With democracy functioning as a mathematical game for power rather than a quest for the largest common good, secularism initially showed itself as hostile to Hindu civilisation as the nation’s foundational ethos and denigrated everything Hindu in public life. It enabled the Congress (and later, its copycat parties) to consolidate Muslims into a core votebank, add a few chosen castes on national or regional basis, and form the government. But secularism is barren; it affirms no human or cultural values. As a child of western colonialism, it was only a matter of time before it showed antagonism or indifference to Muslims.
This has now manifested at Muzaffarnagar. Riots broke out more than four months ago, over an eve-teasing incident that should have been resolved at village level itself, and certainly by the district administration later. What has happened thereafter is unprecedented. Muslims who went into relief camps in late August-early September 2013 (locals said the administration incited persons in unaffected villages to fill the camps in order to project Hindus and the Bharatiya Janata Party in bad light), found themselves stuck there as winter arrived. When they said they feared to return to their villages, the administration turned cold to their plight; when the deaths of children began to make news, some camps were forcibly shut down.

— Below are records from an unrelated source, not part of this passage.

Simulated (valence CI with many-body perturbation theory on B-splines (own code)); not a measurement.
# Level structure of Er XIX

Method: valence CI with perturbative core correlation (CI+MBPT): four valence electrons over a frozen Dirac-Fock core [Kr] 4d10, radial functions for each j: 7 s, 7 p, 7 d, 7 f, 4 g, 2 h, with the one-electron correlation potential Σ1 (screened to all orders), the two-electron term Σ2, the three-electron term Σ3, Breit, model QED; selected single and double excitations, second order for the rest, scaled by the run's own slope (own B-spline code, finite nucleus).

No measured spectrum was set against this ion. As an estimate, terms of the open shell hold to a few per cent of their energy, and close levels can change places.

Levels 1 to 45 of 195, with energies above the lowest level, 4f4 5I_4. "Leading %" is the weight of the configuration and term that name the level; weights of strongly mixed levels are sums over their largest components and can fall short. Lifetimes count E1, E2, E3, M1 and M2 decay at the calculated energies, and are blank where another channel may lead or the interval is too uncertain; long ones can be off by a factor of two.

In a parallel insult, Hindu victims of the riots were cold-shouldered and compensation offered to Muslims only, a policy axed by the Supreme Court. So far, however, compensation seems to have been given only to Muslims who accepted it and left the relief camps after buying land elsewhere. Hindus remain aggrieved because a powerful State minister got those arrested for the initial aggravating incident released, while it took weeks for some BJP leaders to get bail and several youth remain incarcerated.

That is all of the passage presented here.